When I applied for and accepted my first pulpit in the summer of 2006, I was closeted. The senior rabbi, the head of the search committee and the president of the synagogue all were in the dark about it, and I was scared: scared of getting found out, scared of losing the many opportunities which had been laid before me. But I had no choice. At the time, and until 2007, the Conservative Movement did not allow openly gay students to be ordained, so my sexuality and the life I had built with my girlfriend at the time were hidden behind closed doors. I had a plan in mind: I would get settled, prove myself, and then come out six months into the job and share my life with the community.

You know what they say about the best laid plans. I started working and almost immediately quickly realized the community was one of tremendous honesty and kindness. I couldn’t keep secrets if we were to have a truly holy relationship as rabbi and community. So I came out, first to the senior rabbi and president and then very quickly to everyone else, and I mean everyone: the board, the staff, the religious school volunteer board. I had endless conversations about my sexuality. Looking back on it now, it might have been overkill, but at the time it was what everyone felt was necessary to be forthright and address whatever “issues” people had with the now openly gay rabbi.

It was, I think, the last time I spoke so much about my sexual identity. I remember when I told the then-president of the synagogue, who has since become a trusted friend and wise advisor, over lunch and without missing a beat she said, “Oh, okay – can we order the sushi now?” And that is kind of how I have always felt about this issue: Can we stop talking about this and get back to studying and teaching Torah, creating holy moments at your wedding, bar mitzvah, or when I share the journey at the end of someone’s life? Might we get back to doing the business of helping each other grow in Judaism and learning, in holiness and meaning?

Not everyone was happy with me, of course. A community member once interrupted my Talmud class to tell me I wasn’t talking enough about how hard it was to be gay, chiding me that I had a responsibility to help other gay people by being more vocal. Then there were the other folks – the ones who did not understand why my girlfriend and I held hands as we left services on Shabbat morning—why did I need to be so public? Too gay, not gay enough, either way I was always a troublemaker.

When I am teaching Torah, I am trying share sacred wisdom as a rabbi, period. When I am standing under the huppah with a couple as they join together in a holy union, I am trying to usher in Judaism sacred joy and sanctity. When I sit by a bedside as someone lays dying, I am trying to offer the tradition’s wisdom of comfort and care. I am being a rabbi – a sacred teacher of wisdom, a vessel of Divine holiness and care none of which have anything to do with being gay or straight.

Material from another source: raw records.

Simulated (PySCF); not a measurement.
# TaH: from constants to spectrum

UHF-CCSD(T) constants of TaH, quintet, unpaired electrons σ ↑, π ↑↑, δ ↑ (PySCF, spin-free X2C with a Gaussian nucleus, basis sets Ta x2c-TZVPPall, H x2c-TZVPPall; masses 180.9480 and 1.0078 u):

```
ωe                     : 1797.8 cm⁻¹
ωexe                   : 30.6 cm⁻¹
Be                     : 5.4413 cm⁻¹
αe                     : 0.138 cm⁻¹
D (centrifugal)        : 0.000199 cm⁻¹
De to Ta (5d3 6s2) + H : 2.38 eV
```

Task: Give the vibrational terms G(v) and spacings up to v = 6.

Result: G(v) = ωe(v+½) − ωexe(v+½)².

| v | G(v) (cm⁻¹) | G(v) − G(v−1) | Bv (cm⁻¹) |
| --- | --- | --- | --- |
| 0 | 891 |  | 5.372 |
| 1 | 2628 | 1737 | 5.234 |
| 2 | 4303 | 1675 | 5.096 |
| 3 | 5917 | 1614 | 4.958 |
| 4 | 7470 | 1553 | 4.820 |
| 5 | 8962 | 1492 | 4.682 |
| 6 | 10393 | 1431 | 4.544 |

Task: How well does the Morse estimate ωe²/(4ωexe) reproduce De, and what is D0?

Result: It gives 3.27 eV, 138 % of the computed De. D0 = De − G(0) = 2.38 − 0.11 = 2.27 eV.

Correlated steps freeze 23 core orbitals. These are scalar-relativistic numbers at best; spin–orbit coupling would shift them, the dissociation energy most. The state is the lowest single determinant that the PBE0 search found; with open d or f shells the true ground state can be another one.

Yet from a young age, I felt different. It took me almost two and a half decades to figure out why. Simply put, being gay feels to me (and has always felt to me) like being a round peg in a square hole – trying to fit in and sometimes squeezing, but never making the perfect fit. In my professional life I feel treated fairly and equally, but I live in a world where I understand what it means to not quite fit in. I know what it’s like to look around and wonder if you have an ally in the room, and what it means to be in a deep and narrow strait and not be sure if you have the strength to break forth to freedom. Perhaps this is where being a gay rabbi is really as much about my sexual identity as my profession – no one has to be able to prove to me how painful it is to be an outsider. I know it from the inside and out and as such have always tried to use this round peg to help others find their place in the wisdom and holiness of Jewish life.

I have a teacher and mentor who taught me the phrase, “it’s a Torah world.” She was trying to explain to us that in each day there is holy wisdom to be found in the world we live in, real life and everyday existence. Jewish wisdom can help people connect not only to the tradition with great sacredness but also to life’s most mundane moments in the deepest of ways.  She was so right. It is a Torah world and in that world of holy seeking, being gay has nothing and everything to do with the kind of rabbi I strive to be.